Quebec theatre maverick Robert Lepage wants to go unplugged.
The Blue Dragon
An actor in The Blue Dragon is shown in a handout photo. Quebec theatre maverick Robert Lepage wants to go unplugged. After nearly three decades of blowing away critics with spectacular multimedia effects in productions including The Blue Dragon

TORONTO — Quebec theatre maverick Robert Lepage wants to go unplugged.

After nearly three decades of blowing away critics with spectacular multimedia effects in productions including The Blue Dragon, which opens in Toronto this week, the director-playwright says he now hopes to do projects with less video and less technology.

“I guess a bit like what a lot of rock bands did 10, 15 years ago, the ’unplugged’ thing, saying: ‘Well, this is a good song, but would it be as good if we did this on an acoustic guitar instead of doing it on a synthesizer, or on some kind of sampler or some kind of over-produced musical element?”’ Lepage, 54, said in a recent interview.

“So it’s going back to the basics, and I feel I’m entering maybe this new phase of my work where I’d like to present things in a more simple way, hopefully, and discover the real strength of it and not just count on technological crutches.”

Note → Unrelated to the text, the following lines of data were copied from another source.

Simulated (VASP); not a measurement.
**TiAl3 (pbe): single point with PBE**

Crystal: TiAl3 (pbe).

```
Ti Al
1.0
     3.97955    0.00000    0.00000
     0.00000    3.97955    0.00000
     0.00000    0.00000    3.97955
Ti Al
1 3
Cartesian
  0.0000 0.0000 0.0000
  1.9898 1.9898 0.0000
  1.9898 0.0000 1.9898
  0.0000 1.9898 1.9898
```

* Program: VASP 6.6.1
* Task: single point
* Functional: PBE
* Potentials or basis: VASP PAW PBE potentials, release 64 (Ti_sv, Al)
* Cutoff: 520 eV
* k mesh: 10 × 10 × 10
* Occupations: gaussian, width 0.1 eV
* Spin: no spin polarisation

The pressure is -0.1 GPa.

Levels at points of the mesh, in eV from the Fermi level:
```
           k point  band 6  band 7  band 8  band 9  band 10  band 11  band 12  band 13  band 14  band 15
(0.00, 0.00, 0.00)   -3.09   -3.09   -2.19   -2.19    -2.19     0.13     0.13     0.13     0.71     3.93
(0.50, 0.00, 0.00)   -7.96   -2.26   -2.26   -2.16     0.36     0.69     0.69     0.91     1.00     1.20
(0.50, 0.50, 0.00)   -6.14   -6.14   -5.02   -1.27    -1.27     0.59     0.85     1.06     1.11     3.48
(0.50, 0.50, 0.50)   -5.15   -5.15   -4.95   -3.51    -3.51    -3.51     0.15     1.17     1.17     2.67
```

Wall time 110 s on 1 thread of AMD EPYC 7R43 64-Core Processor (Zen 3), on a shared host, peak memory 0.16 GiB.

The founder of multidisciplinary production company Ex Machina, Lepage first carved out his lauded reputation as a tech-loving storyteller with 1985’s “The Dragons’ Trilogy,” a nearly six-hour theatrical epic that examines Chinese communities in Canada and ends with Quebec artist Pierre Lamontagne considering a move to China.

In The Blue Dragon, the sequel to The Dragons’ Trilogy that Mirvish Productions will open at the Royal Alexandra Theatre on Tuesday, Pierre is in Shanghai. There, he becomes entangled in the lives of two women — one a friend from Montreal who wants to adopt a Chinese baby, and the other a Chinese artist exhibiting at his gallery.

Lepage said when he and Marie Michaud wrote The Dragons’ Trilogy, he bore similarities to Pierre, whom he also played in the show. Both he and Pierre were 25, both were Quebec City artists, both thought it best to travel west in order to further their careers (in Lepage’s case, he went to Montreal but eventually returned to Quebec City), and neither had ever been to China.

“Pierre has always been a kind of alter ego,” said Lepage, who’s used 3-D projections and a massive multimedia machine in his ongoing direction of Richard Wagner’s Ring cycle at the Metropolitan Opera.

“It’s an alter ego that actually went in a different direction.”

So when Lepage turned 50 and looked back on his life, Pierre popped into his mind and that’s when he asked Michaud if she wanted to revisit a part of the trilogy that was left unanswered: did Pierre make it to China, and if so, what happened to him and how has China changed?

“I had all these questions about the character and it was a good opportunity for me to also reflect about myself as an artist,” said Lepage, winner of a Governor General’s Performing Arts Award who is an Officer of the Order of Canada and of the National Order of Quebec.

“There are so many things about artistic integrity and questions about being single, not having children, you know, all of the things that come at 50, so it was a good moment for me to reflect about that.”

Lepage and Michaud recently published The Blue Dragon as a graphic novel. He said the adaptation was a perfect fit since the structure of the show is akin to a cartoon.

It also reminded them of their first introduction to Chinese culture — The Adventures of Tintin comic book series that’s now on the big screen.

“Tintin and The Blue Lotus, everybody in the group had read that when they were four or five . . . so that influenced us a lot,” said Lepage.

Lepage’s upcoming projects include Playing Cards, which he’s developing in Quebec City.

He said the project is 12 hours long and is broken up into four, three-hour shows, to be presented on four different nights, called Spades, Hearts, Clubs and Diamonds.

The first show, Spades, will premiere in Madrid in April and will have an international cast.

“I’m interested in the whole writing process more and more, and less by the staging process,” said Lepage, whose other epic productions include the seven-hour-long The Seven Streams of the River Ota and the nine-hour Lipsynch.